The present war is truly total in the sense that, by means of
power over life, it aims at control over human beings in what is
most inalienable; their existence, their personal capacity for
making judgements, and decisions, and their responsibility before
their conscience. The present war simultaneously involves each of
these aspects as the stakes, the means, and the goal (p. 59).

This is what <Kulturkampf> meant in America in the 1960s, and this
was why Leo Pfeffer came to Philadelphia in 1976, on the 200th
anniversary of the Declaration of Independence, to claim victory
in the cultural wars and to proclaim the triumph of secular
humanism. Divide and conquer was the strategy which the
Enlightenment, under the direction of people like Leo Pfeffer,
used against the Christians in this country, and the social order
of the republic was the first casualty of this campaign.

The cultural revolution was essentially a struggle between the
Enlightenment and the Catholic Church, over whose values would
become the default settings of American culture. In many respects,
the cultural revolution was a replay of the same struggle that had
taken place following the unification of Germany in 1870. Many
Germans were Catholic; Bismarck, however, felt that they should
all behave like Protestant Prussians, and the Kulturkampf of the
1870s was his attempt to unify German cultural under the banner of
the Enlightenment. The difference between Germany in the 1870s and
America in the 1960s has largely to do with the Catholics. In
Germany, Bismarck found essentially no Catholics willing to
collaborate with his campaign against the Catholic Church and so
was forced to expell the nuns and priests who refused to go along
and put Old Catholics, who had just broken with the Church over
Vatican I and the doctrine of Infallibility, in the positions they
had vacated in places like the Braunsberg Gymnasium.

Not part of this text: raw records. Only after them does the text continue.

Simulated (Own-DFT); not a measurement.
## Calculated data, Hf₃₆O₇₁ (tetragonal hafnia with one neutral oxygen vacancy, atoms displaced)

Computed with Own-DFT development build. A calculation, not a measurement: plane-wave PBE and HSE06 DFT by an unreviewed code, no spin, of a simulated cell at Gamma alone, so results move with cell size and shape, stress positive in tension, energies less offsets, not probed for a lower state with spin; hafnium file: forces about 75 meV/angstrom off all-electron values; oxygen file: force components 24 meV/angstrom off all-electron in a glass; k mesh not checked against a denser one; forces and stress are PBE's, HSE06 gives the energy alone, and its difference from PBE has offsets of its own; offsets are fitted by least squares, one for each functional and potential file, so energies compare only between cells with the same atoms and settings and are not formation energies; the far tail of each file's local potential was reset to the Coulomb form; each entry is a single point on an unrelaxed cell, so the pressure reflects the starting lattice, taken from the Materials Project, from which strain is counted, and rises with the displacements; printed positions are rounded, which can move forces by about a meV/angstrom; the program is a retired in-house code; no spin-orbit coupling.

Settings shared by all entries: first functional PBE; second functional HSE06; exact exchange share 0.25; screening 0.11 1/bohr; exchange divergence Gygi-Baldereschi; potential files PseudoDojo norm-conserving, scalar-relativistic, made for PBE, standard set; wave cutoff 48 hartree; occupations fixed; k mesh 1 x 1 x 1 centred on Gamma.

In America in the 1960s, things were different. In America, the
cultural revolutionaries found a pool of willing collaborators. In
America, they found Father Ted Hesburgh and the University of
Notre Dame. In early 1961, Cass Canfield of both John D.
Rockefeller's Population Council and Planned Parenthood listened
to a Notre Dame professor by the name of John O'Brien talk about
the Catholic position on birth control on a TV program hosted by
Eric Sevareid and he thought he detected an openness to change.
Change, of course, was in the air then. Even the most rabid
antiCatholic bigot had heard that the Vatican Council was getting
started and had heard that change was imminent. He might also have
heard that there was talk of change in the Church's teaching on
contraception brought about mainly by the invention of a new birth
control device, the pill, which seemed not to impede the sexual
act in the way that previous mechanical devices did.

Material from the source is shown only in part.